The seven-column calendar grid showing a month’s events has become embedded in our minds as the standard. It is one of the world’s most common infographics – providing instant visibility based on the seven-day cycle. This visual representation of the months and weeks dates from the 16th-17th centuries. Before that, months and weeks were represented using circular diagrams to represent the cycles. This was because calendars were seen as showing repeating cycles rather than as planners that would chart the way ahead. They were not year-specific or disposable.
In the 1600s, they began to be printed as a form of almanac with a grid showing the weeks inside a circle. America’s first daily planner was published by Robert Aitken in 1773 so that for the first time, people could see their days laid out like a modern agenda and plan their to-do lists in it.

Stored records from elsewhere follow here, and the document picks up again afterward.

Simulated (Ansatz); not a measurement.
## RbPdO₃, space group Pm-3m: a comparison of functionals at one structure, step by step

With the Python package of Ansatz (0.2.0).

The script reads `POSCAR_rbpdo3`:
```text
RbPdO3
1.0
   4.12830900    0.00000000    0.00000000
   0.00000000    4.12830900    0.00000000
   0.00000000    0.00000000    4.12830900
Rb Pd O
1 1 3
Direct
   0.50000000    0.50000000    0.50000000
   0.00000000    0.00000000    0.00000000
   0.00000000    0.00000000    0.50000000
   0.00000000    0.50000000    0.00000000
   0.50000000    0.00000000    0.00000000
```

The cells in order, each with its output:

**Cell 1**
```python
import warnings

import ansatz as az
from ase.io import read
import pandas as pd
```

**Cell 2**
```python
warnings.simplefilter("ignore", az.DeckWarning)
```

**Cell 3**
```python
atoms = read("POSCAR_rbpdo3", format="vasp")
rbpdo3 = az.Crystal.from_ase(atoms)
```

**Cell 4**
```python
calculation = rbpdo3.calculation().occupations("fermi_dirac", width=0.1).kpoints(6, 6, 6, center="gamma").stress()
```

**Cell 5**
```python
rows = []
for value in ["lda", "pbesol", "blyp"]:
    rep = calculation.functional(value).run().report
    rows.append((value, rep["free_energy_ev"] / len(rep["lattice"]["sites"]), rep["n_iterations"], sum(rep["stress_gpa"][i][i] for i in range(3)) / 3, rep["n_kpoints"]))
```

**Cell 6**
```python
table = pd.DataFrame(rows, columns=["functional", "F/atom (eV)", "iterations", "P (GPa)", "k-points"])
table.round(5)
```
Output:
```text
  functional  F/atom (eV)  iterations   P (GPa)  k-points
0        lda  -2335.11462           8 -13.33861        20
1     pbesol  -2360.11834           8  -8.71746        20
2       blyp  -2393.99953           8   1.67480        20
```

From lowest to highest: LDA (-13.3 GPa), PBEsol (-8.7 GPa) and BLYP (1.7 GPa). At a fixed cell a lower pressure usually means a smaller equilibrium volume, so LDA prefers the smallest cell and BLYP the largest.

Disposable calendars became available in the Industrial Revolution when printing became cheap and available to most people. Calendars also developed into a decorative item and advertising medium.
The advantage of electronic calendaring is that it can be synced to various devices and can integrate with contact lists, to do lists and agendas. It is a powerful business and personal tool. However, it creates some complex programming challenges for digital programmers who have to develop for a global audience.
iOS programmer Dave DeLong notes some of the challenges associated with calendar programming on his website, https://yourcalendricalfallacyis.com.
Among them are Daylight Saving Time, which creates some 23 and some 25 hour days and results in some hours occurring twice in a single day. Leap years, days and months are another one.
Variations in time zones and the occasional creation of new ones, as well as the typical 50-hour length of a single calendar day because of time zone offsets pose another challenge.
Let’s don’t even get into space travel, where days are longer or shorter and time can flow faster or slower.
The iPhone calendar gives users a few choices as to what kind of calendar they want to use in conjunction with the Gregorian calendar and some parameters they can set such as whether to override time zones. A number of other popular calendar apps just stick to the Gregorian calendar while some apps work primarily for specialty calendars.